Less than a minute into the NBA’s revamped “Media Week” on Monday afternoon, David Griffin launched into what could serve as a refrain for the New Orleans Pelicans’ series of rapid-fire offseason roster transactions.
“We wanted to express a higher level of competitiveness as a group,” Griffin said of discussions the front office had after a disappointing 2-6 showing in the summer Orlando bubble. “We needed more grit and toughness, and more of a defensive identity. And literally every move we’ve made since then fits that theme. There is not a player we brought in here that’s not about the things we cared the most about.”
Begin with 10-year NBA veteran guard Eric Bledsoe and seven-year pro center Steven Adams, part of a multi-team trade that gives the Pelicans two new defensive cogs for the backcourt and frontcourt, respectively. Bledsoe has been selected to an NBA All-Defensive team two consecutive seasons, while Adams is an intimidating, 6-foot-11, 265-pound presence in the paint. They will be part of a starting lineup tasked with helping New Orleans improve from 21st in the NBA in defensive efficiency last season.
“All of us around here want our identity to be largely about toughness and competitiveness,” new Pelicans head coach Stan Van Gundy said. “Certainly the additions of Eric Bledsoe and Steven Adams add to that. That’s what we hope to be.”
Bledsoe is often described as an intense player on both ends of the floor, with Van Gundy noting that the former Milwaukee guard “has the kind of disposition and mentality that I really like. He’s a tough, hard-playing guy who will really compete on the defensive end.” Meanwhile, Griffin acknowledged that he’s been interested in acquiring Adams for the entirety of the New Zealand native’s career, dating back to NBA pre-draft interviews in 2013, before Adams was picked No. 12 overall by Oklahoma City.
“Steven is as selfless a teammate – and as ferocious a competitor – as there is in the league,” Griffin said.
Earlier Monday, New Orleans officially announced the additions of two frontcourt reserves with NBA experience, four-year veteran Willy Hernangomez (a free agent from Charlotte) and one-year pro Wenyen Gabriel (Portland). Griffin emphasized that those acquisitions also fit the objective of New Orleans prioritizing intensity and competitiveness.

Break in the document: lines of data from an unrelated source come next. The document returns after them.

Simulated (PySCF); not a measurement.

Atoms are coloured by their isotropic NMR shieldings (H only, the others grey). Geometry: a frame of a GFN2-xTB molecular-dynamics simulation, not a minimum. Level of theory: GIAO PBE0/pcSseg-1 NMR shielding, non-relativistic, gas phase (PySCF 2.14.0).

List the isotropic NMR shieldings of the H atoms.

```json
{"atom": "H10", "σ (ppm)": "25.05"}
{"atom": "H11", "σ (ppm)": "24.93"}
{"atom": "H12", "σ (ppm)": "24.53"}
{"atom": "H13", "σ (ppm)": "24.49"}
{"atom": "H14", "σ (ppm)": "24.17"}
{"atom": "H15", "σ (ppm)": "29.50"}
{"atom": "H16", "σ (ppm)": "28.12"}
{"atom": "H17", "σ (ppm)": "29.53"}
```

“I’m going to be a little bit of a broken record,” Griffin said, alluding to using similar terminology to explain the desire to obtain Bledsoe and Adams, “but those kids (Hernangomez and Gabriel) are absolutely ferocious competitors. They play the game the right way, they play the game to win. They both have incredible upside as players and are very young (26 and 23), but they’ve been about the right things. Wenyen, by way of example, similar to (Brandon Ingram) has a body type that is very late-blooming. We feel like he’s just figuring out exactly what he’s going to be capable of. But he does it with a zeal and passion for the game that was significant.
“We weren’t going to bring in anybody that didn’t embrace the game the way he and Willy do. We’re really excited about both players. Both in terms of what they bring from a toughness and grit standpoint, but also their coachability and selflessness as well.”